The SAPI application programming interface (API) dramatically reduces the code overhead required for an application to use speech recognition and text-to-speech, making speech technology more accessible and robust for a wide range of applications.
The SAPI API provides a high-level interface between an application and speech engines. SAPI implements all the low-level details needed to control and manage the real-time operations of various speech engines.

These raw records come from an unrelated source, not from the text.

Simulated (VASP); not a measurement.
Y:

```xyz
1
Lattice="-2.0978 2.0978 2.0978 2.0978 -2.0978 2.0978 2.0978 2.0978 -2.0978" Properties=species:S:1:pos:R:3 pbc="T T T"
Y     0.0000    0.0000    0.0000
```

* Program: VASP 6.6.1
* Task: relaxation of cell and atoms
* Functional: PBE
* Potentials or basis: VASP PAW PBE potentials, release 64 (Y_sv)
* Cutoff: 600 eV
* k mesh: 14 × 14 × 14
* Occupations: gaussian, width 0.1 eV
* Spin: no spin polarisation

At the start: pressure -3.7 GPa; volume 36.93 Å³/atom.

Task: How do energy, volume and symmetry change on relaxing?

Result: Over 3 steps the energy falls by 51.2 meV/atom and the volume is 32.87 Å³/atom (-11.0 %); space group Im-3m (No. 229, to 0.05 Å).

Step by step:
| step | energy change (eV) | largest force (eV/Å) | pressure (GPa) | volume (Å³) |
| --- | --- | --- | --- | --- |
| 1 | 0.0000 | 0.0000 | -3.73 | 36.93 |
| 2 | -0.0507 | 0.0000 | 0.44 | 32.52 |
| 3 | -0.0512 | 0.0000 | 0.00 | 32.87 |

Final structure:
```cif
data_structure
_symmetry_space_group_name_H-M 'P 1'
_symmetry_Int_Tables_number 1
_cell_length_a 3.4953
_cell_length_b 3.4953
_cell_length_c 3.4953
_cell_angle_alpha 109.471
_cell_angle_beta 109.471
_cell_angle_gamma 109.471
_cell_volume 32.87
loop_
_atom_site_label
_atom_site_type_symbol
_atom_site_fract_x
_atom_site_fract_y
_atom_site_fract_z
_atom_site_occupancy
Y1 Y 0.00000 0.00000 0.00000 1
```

The two basic types of SAPI engines are text-to-speech (TTS) systems and speech recognizers. TTS systems synthesize text strings and files into spoken audio using synthetic voices. Speech recognizers convert human spoken audio into readable text strings and files.
The following example creates an instance of the speech engine and calls the Speak method.
' ########################################################################################
' SAPI example
' Creates an instance of the speech engine and calls the Speak method.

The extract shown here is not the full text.